While the campaign, which was first reported by cybersecurity intelligence group Cisco Talos, appears to be extremely focused in scale, it reveals a new potential avenue of attack that could target iPhone owners.
The attackers were able to install a rogue, open-source mobile device management software (MDM) onto the impacted iPhones. MDMs are software suites (often used by businesses or enterprise users) that allows someone, usually IT, to remotely deploy apps onto a large number of devices.
In this case, the attackers used a side-loading technique to implement malicious features into legitimate apps through real-looking software updates. In their research, Cisco Talos identified five applications that were distributed by the rogue MDM.
These compromised applications which included versions of Telegram and WhatsApp allowed the attackers to read private SMS messages, track the device’s location, and otherwise steal sensitive data like contacts or photos.

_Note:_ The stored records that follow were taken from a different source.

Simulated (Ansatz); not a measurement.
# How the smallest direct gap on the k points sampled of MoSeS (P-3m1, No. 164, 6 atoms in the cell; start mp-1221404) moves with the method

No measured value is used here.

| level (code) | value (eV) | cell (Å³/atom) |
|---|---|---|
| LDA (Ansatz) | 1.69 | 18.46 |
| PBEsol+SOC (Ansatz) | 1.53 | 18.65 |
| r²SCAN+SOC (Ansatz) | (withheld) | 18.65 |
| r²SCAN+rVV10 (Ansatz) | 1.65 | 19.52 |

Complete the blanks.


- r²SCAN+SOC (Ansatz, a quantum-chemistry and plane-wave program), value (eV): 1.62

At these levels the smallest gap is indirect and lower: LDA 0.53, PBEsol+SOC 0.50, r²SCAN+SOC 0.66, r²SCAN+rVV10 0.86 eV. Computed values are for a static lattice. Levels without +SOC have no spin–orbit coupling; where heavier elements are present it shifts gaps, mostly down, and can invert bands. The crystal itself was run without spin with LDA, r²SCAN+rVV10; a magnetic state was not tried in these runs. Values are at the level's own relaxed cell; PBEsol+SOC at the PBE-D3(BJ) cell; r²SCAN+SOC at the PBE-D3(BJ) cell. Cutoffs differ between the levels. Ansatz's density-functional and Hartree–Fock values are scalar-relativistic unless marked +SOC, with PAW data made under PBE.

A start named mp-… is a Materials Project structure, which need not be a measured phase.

Based on their research and analysis, Cisco Talos has concluded that the attacker(s) is based in India. Again, the malware has only impacted a small handful of devices in the country. Because of that, it’s likely that this was a highly targeted operation from the start.
Cisco Talos notes that it’s worked closely with Apple to counter the campaign. The Cupertino tech giant has since pulled three developer certificates associated with the malware author and is in the process of actioning two others.
It’s not clear how the attackers were able to get the MDMs onto the iPhones. Enrollment into the MDMs could have been done through physical access to the devices, but Talos reports it’s more likely that social engineering techniques were used to trickthe iPhone owners into enrolling their devices. For example, phishing-like emails could have enticed the impacted users to click accept or give up physical access to their device.
The targeted attack is just another reminder of why users should be extremely wary about clicking on unsolicited links or websites. Cisco Talos recommends that all users verify and vet the authenticity or identity of device access requests.
But it’s also a reminder that MDM systems can be used for malicious activity, which is worrying due to the rise in popularity of those systems in enterprise or corporate settings.
“By installing a certificate outside of the Apple iOS trusted certificate chain, you may open up to possible third-party attacks like this,” Cisco Talos wrote in a blog post.
“Users must be aware that accepting an MDM certificate is equivalent to allowing someone administrator access to their device, passwords, etc,” the security firm continued, adding that it “should not be something the average home user does.”